Friday, January 19, 2007

Today's Boston Metro, Page 1: Cutting Costs 101: Squeezing Employees

Boston Metro, Friday, January 19, 2007 - the headline reads ""Report: T must cut costs."

For the second day in a row, the MBTA has made the front-page headline and story of the Boston Metro. Yesterday's topic, in case you didn't read the article or my rant, was on how the T is going to aggressively fine fare beaters at its newfangled magic gates... and then suspend, via the RMV, their licenses if they don't pay--yes, their licenses. Today's is no much less of a riot: the State Transportation Finance Commission, equally as adept as the Massachusetts Turnpike Authority Board, at the conclusion of its "finding" about how the MBTa is supposed to hack way at its mysteriously high debt, is proposing that the Authority play "airline" and significantly lower its employees' retirement benefits. The the debt, if I may remind you, is approximately $5 billion, but reported as high as $8 billion depending on which level of TI calculator is being used at the time; I prefer the 89 myself.

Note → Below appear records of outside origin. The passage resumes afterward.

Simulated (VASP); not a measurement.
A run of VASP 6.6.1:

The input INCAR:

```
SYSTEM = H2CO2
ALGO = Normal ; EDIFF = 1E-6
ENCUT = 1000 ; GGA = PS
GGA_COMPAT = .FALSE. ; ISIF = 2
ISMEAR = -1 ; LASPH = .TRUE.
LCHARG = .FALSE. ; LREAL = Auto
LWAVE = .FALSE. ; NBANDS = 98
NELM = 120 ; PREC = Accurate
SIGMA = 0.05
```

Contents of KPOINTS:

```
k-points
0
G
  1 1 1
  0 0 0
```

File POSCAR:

Spearheading this "finding" by the Commission is the President of the Massachusetts Taxpayers Foundation, Michael Widmer. The article basically tries to paint Widmer as a compassionate guy who's simply looking out for the best interest of us, the taxpayers of the People's Republic of Massachusetts, a-k-a "The Commonwealth," and trying to come to a rational solution about how the T should eliminate some of its debt. What he's really saying by this "finding" is a big $^&# YOU! to the MBTA as far as helping to "take over a proposed $2.9 billion of the debt in order to get the authority back on stable footing."

Because God forbid the T's most loyal employees who stick around for decades get full health benefits when they retire. I mean, I'll be honest, operating and conducting trains and/or buses isn't as skilled a job as flying a plane, nor does it pay as much. So is Widmer's line of thinking that because airlines can go after their pilots' and flight attendants' retirement benefits, the T can do the same? If so, he only left out one part--good for business, bad for everyone else--and it has backfired for the airlines in the form of strikes and work stoppages. Welcome to Cutting Costs 101: squeeze your employees. Who cares about morale or reciprocation of company loyalty? It's all customers, dammit--in this case riders and taxpayers--we're the ones getting squeezed--not!

Because if you, as a rider, or a taxpayer, or both, feel that way, do the homework. Almost nowhere in the whatever-so-many-billions-of-dollars-of-debt that the T has mysteriously amassed, an amount greater than Amtrak's I might add, is the reason because of retirement benefits. While the T certainly has made fiscally irresponsible decisions within its last decade, giving all it can to its marginally disgruntled, but overall hard-working and well-meaning employees isn't one of them. And that is why I don't think its remotely fair to even think of going after that; and as the article mentions, the brighter-than-we-give-him-credit for MBTA GM Dan Grabauskas seems to think so too, at least questioning how much of a difference its really going to make.

Nobody wants MBTA fares to go up another cent; or to feel that their taxpayer dollars are just shoveling #$@% against the tide as far as paying down the MBTA's debt. But just the same, if anything, the state owes the MBTA money in terms of numerous projects that, although delayed or failed, have somehow added to the T's debt. Let's not think hastily and go after the little person.